Skip to content

akaalias/obsidian-extract-pdf

Repository files navigation

Extract PDF text to Markdown

Allows you to extract the basic textual content of a PDF into a Markdown file. Works well with headings, paragraphs and lists.

Demo

How to use this plugin

After you've installed and activated the plugin:

  1. Drag your PDF into Obsidian
  2. Open the PDF within Obsidian
  3. Make sure the pane with your PDF is focused
  4. Click the "PDF to Markdown" button in the sidebar
  5. Edit the generated markdown file to your needs

Tips & Tricks for editing the generated markdown file

I just went ahead and turned a 500 page PDF into markdown and found that it worked better and faster than I expected.

Bulk-removing page footers

The book I used had the same footer on every page. That means they got copied into the markdown file over and over, too.

For bulk search-and-replace I use the Atom editor (https://atom.io):

  1. Copy the footer text into your clipboard
  2. Download and install Atom
  3. Open Atom and open the Markdown file inside
  4. Use "Find -> Find in Buffer" and paste the footer text
  5. Use the button "Replace" or "Replace All" to remove footer text

Remove a single space before a new line of text

Weirdly, sometimes, new lines of text had a space infront of them. Such as:

Some text

...which resulted in Obisidian treating it as a sub-block of the preceding line.
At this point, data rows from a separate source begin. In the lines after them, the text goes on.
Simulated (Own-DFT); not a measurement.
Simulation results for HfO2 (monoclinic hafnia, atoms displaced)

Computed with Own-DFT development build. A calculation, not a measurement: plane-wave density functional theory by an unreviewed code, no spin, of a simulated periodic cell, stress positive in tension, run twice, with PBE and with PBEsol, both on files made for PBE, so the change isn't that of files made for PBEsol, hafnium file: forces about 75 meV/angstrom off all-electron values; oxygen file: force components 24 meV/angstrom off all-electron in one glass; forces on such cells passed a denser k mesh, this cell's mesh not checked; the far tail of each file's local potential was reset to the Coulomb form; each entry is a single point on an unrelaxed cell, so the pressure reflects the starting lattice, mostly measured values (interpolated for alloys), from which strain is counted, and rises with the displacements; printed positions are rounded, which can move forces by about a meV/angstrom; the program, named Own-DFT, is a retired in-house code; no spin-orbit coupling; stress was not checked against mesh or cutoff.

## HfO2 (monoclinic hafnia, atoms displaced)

To remove the space for those lines, I used a regular expression search-and-replace:

  1. In "Find in current buffer" activate "Regex Search" (The .* icon)
  2. Enter ^([ ]|\t)+ into the search field
  3. Use the button "Replace" or "Replace All" to remove the space

Known issues

First-time use

If you had a PDF open in Obisidian before you installed and activated the plugin, hitting the button may not work. I've had this issue with other plugins as well. The code just doesn't hook up to already-open files.

The solution is to simply close the PDF note and re-open it. That will allow the plugin to hook into it.

Limited PDF parsing

Please understand that this is a basic, best-effort tool to get basic text and headings from a PDF. It really just gets the text from a pdf and turns it into Markdown. The plugin doesn't handle anything more complex, like tables, images, annotations etc:

  • Does not turn PDF highlights and annotations into MD highlights
  • Does not retain PDF numbered lists
  • Does not skip text in headers and footers